"I'm a person that comes from a teaching of, we don't deal with leaders, but we deal with leadership," he said. "That means each man got to carry his own bucket, and somebody's gonna always be the one amongst you who leaves the footprints. In the beginning stages [of the group's history] I took that upon me to make sure that I was dealing with leadership. And being the best knower of a situation, basically, whatever I said, everybody agreed with it; or, if they didn't agree, they still submitted to it. It wasn't until I start feelin', personally, that I'm not here to be the motherfukkin' leader, I'm just here to show the path, that I went from... I like to call it that I went from dictatorship to democracy, basically. And when I went to that democracy, yo, that, to me, was the decline."
And can you, I asked, pinpoint the start of that decline?
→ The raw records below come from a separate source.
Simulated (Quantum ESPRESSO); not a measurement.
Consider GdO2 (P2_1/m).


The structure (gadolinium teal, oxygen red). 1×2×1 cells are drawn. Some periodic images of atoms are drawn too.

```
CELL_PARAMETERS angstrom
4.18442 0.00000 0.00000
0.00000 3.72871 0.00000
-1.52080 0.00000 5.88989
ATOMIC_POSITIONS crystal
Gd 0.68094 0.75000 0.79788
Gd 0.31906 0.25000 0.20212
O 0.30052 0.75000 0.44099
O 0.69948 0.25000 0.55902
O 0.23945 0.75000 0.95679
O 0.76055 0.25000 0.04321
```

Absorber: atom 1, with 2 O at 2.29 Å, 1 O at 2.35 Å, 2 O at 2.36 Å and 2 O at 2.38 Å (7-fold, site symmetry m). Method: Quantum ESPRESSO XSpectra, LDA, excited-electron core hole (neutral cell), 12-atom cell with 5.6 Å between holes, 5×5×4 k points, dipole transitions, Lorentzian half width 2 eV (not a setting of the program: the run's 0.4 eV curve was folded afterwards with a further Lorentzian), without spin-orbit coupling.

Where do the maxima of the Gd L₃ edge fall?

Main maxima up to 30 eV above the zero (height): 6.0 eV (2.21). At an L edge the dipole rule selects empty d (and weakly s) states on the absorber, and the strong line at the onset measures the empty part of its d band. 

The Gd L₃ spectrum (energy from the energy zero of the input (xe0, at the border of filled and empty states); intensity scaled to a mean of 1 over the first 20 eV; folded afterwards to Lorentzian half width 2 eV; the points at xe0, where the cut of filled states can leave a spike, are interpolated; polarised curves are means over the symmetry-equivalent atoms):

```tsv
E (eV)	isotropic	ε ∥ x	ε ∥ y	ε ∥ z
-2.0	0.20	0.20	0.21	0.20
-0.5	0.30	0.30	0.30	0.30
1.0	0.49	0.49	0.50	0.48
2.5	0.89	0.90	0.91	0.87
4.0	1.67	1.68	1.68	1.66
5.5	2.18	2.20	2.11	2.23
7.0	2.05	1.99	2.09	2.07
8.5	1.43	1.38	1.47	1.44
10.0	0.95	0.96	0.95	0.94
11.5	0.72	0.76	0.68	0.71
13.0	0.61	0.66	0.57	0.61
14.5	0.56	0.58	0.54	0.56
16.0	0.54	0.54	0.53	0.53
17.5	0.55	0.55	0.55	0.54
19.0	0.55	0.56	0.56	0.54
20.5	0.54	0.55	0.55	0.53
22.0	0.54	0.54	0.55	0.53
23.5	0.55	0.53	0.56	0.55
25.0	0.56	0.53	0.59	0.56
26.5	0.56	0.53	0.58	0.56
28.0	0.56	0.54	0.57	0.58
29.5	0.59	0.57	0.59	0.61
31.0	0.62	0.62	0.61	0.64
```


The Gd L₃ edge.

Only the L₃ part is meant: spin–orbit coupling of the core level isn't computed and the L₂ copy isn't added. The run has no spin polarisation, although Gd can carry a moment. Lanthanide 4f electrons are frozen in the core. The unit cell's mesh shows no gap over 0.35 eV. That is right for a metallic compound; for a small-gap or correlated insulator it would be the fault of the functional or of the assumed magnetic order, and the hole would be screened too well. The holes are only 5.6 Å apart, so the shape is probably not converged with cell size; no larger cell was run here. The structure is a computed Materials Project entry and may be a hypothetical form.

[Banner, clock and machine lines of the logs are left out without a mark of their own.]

"Oh, I can pinpoint it exactly," he said immediately. "1997, when we was recording Wu-Tang Forever. Before, it was kinda like I was forcin' people to do it; I can even remember having physical threats. I remember some brothers didn't get along with other brothers in the beginning, and I had to say, 'Nah, we treat each other like brothers'. But also, as people grow, you start changing. When I let that go, I kinda let go a little bit of the whole Wu-Tang. And it's hard to get that back, 'cos now you're dealin' with nine generals."